HDFS Setup

Driverless AI allows you to explore HDFS data sources from within the Driverless AI application. This section provides instructions for configuring Driverless AI to work with HDFS.

Description of Configuration Attributes

  • hdfs_auth_type: Selects HDFS authentication. Available values are:

    • principal
    • keytab
    • keytabimpersionation
    • noauth
  • hdfs_core_site_xml_path: The location of core-site.xml configuration file.

HDFS Setup in Docker

The following examples demonstrate how to configure the HDFS connector when Driverless AI is running inside Docker.

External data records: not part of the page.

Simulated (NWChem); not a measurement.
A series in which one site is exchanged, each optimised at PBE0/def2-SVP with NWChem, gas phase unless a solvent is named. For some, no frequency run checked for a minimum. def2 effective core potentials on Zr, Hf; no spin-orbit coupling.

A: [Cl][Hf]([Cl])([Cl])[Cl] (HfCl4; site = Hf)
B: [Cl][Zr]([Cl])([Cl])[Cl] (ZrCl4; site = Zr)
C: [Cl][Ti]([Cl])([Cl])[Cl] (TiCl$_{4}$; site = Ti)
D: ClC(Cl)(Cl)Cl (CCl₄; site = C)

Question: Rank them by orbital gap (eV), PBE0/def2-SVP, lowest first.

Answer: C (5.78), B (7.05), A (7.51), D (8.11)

HDFS with No Authentication

This example enables the HDFS data connector and disables HDFS authentication. It does not pass any HDFS configuration file; however it configures Docker DNS by passing the name and IP of the HDFS name node. This allows users to reference data stored in HDFS directly using name node address, for example: hdfs://name.node/datasets/iris.csv.

nvidia-docker run \
 --add-host name.node:172.16.2.186 \
 -e DRIVERLESS_AI_ENABLED_FILE_SYSTEMS="file,hdfs" \
 -e DRIVERLESS_AI_HDFS_AUTH_TYPE='noauth'  \
 -p 12345:12345 \
 --init -it --rm \
 -v /tmp/dtmp/:/tmp \
 -v /tmp/dlog/:/log \
 -u $(id -u):$(id -g) \
 opsh2oai/h2oai-runtime

HDFS with Keytab-Based Authentication

This example:

  • Places keytabs in the /tmp/dtmp folder on your machine and provides the file path as described below.
  • Configures the environment variable DRIVERLESS_AI_HDFS_APP_PRINCIPAL_USER to reference a user for whom the keytab was created (usually in the form of user@realm).
# Docker instructions
nvidia-docker run \
 -e DRIVERLESS_AI_ENABLED_FILE_SYSTEMS="file,hdfs" \
 -e DRIVERLESS_AI_HDFS_AUTH_TYPE='Keytab'  \
 -e DRIVERLESS_AI_KEY_TAB_PATH='tmp/<<keytabname>>' \
 -e DRIVERLESS_AI_HDFS_APP_PRINCIPAL_USER='<<user@kerberosrealm>>' \
 -p 12345:12345 \
 --init -it --rm \
 -v /tmp/dtmp/:/tmp \
 -v /tmp/dlog/:/log \
 -u $(id -u):$(id -g) \
 opsh2oai/h2oai-runtime

HDFS with Keytab-Based Impersonation

The example:

  • Places keytabs in the /tmp/dtmp folder on your machine and provides the file path as described below.
  • Configures the DRIVERLESS_AI_HDFS_APP_PRINCIPAL_USER variable, which references a user for whom the keytab was created (usually in the form of user@realm).
  • Configures the DRIVERLESS_AI_HDFS_APP_LOGIN_USER variable, which references a user who is being impersonated (usually in the form of user@realm).
# Docker instructions
nvidia-docker run \
 -e DRIVERLESS_AI_ENABLED_FILE_SYSTEMS="file,hdfs" \
 -e DRIVERLESS_AI_HDFS_AUTH_TYPE='Keytab'  \
 -e DRIVERLESS_AI_KEY_TAB_PATH='tmp/<<keytabname>>' \
 -e DRIVERLESS_AI_HDFS_APP_PRINCIPAL_USER='<<appuser@kerberosrealm>>' \
 -e DRIVERLESS_AI_HDFS_APP_LOGIN_USER='<<thisuser@kerberosrealm>>' \
 -p 12345:12345 \
 --init -it --rm \
 -v /tmp/dtmp/:/tmp \
 -v /tmp/dlog/:/log \
 -u $(id -u):$(id -g) \
 opsh2oai/h2oai-runtime